I'm getting to the point that I do not remember all the details in order. I think my iPhone ask me if I give permission to BT-2 device for bluetooth pairing (only on the first try). Of course, I answered YES. Then it ask for a password, I guess that's the admin password. I had changed that password some time along the way. Changed back to default, changed it again. Al I'm saying is be sure and use the password that is current for the device.

Best of luck, once I got the BT-2 connected to the phone, everything else seemed to work as best can be expected considering Renogy gave me next to no information in their manual for the device.

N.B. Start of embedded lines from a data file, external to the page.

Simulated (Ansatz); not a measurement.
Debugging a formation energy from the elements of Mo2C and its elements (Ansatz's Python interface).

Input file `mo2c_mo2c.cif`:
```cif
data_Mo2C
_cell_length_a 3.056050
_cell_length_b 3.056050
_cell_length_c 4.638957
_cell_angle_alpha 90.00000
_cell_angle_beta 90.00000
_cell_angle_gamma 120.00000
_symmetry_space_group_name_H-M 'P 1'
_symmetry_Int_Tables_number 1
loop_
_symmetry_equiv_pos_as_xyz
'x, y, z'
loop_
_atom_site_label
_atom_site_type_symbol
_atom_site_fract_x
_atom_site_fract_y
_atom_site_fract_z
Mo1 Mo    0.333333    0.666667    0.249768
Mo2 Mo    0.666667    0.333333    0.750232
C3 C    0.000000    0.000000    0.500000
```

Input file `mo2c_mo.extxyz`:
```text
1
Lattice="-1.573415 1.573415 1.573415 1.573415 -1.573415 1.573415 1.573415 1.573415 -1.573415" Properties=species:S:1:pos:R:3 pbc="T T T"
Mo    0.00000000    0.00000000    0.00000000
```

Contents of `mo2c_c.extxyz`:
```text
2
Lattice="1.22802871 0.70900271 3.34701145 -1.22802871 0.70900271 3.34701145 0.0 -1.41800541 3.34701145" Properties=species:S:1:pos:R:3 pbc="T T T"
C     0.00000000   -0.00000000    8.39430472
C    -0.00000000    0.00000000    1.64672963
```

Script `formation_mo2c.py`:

Settings, I posted my settings in the BT-2 thread noted above. I made changes and posted the changes. i made further comment in the reply to harley above. My first comment for you would be, do you really want the max voltage seen by the LiFePO4 battery to be greater than 14.6 V ?
 
I have done all that multiple times. I have checked and my phone will pair with other devices and I rebooted it a couple of times. I left it all shut off while I went to work for a 48 hour shift. I will give it all another shot when I get home and read through the linked thread. Thanks much for taking the time to help though!
OK boondocks, if you choose to, we could use a messenger or messaging chat/video to talk and work thru this, or Zoom for that matter. Just let me know. Once you get it synced, you can move on. Android or iPhone ?
 
I figured the manual quote would be sufficient to instruct the correct BVS wiring. But I could always be wrong.
I see your point now smoothJoey. There is really no specific battery specified either in text of image. Could be either battery, start or storage. I just got carried away because of my experience with other dc-dc charging devices. These devices need to know the exact start battery (input battery) voltage state to make charging decisions. The conductors from the start battery to the DCC50S are usually long enough to have some voltage drop from end to end because of the higher current in these conductors compared to the storage battery current (usually shorter wires than starter battery cables).
So once again the Renogy manual is not written concisely enough for everyone to get it right.
 
These devices need to know the exact start battery (input battery) voltage state to make charging decisions.

Not really.
The charger needs to know the target battery voltage from the battery's perspective.
It needs to know if the alternator is running though.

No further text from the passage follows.